WASHINGTON — Pascal Siakam sat at his locker after Friday night's loss, holding an ice pack on a bloody, stitched-up lower lip.
Trailing Toronto 2-0 in their the opening-round playoff series, the Washington Wizards came out swinging Friday night. Siakam's lip, with three stitches thanks to what he believed was an errant Kelly Oubre elbow, spoke of just a little bit of the carnage.
"They came out and punched us and we allowed them to," coach Dwane Casey summed it up.
Bradley Beal and John Wall scored 28 points apiece and the Wizards roughed up Toronto 122-103, cutting the Raptors' lead in their first-round playoff series to 2-1.
The Raptors, meanwhile, couldn't hang onto the ball, coughing up 28 points on 19 turnovers, the result of both their own sloppy passes and the Wizards' stingy defence.

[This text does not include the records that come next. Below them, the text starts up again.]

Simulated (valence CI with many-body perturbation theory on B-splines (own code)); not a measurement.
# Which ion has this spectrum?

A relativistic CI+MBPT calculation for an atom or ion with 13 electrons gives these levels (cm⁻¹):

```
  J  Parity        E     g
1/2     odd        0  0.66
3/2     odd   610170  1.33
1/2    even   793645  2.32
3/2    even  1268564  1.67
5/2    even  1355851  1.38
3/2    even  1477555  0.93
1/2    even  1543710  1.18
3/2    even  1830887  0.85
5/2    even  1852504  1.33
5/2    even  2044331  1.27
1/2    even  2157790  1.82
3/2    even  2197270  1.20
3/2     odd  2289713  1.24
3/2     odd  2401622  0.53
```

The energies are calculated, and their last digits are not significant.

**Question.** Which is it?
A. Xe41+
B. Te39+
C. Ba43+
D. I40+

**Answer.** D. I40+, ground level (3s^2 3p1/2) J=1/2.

"That's the ball game," a surly Casey said. "Some of it was self-inflicted, making passes that weren't there, soft passes. But a lot of it was their intensity. We knew they were going to come out in a desperate mode, I thought we met it in the first quarter, but after that we didn't."
DeMar DeRozan scored 23 points to lead the Raptors on a chippy night, while Kyle Lowry had 19. Jonas Valanciunas finished with 14 and OG Anunoby had 12.
The Raptors, who were swept by Washington on the same court in the opening round of the 2015 playoffs, never led by more nine points, falling behind for good early in the second quarter. And when Ty Lawson drilled a three with less than a second left in the third, it sent the Wizards into the fourth with a 101-82 advantage.
The Raptors pulled to within 13 points on a three-pointer by Lowry with 7:06 left to play, but any hopes of a comeback were short-lived, and by the time Mike Scott sank a wide-open three with 3:06 to play, the Wizards were back up by 19 points, and Casey subbed off his starters.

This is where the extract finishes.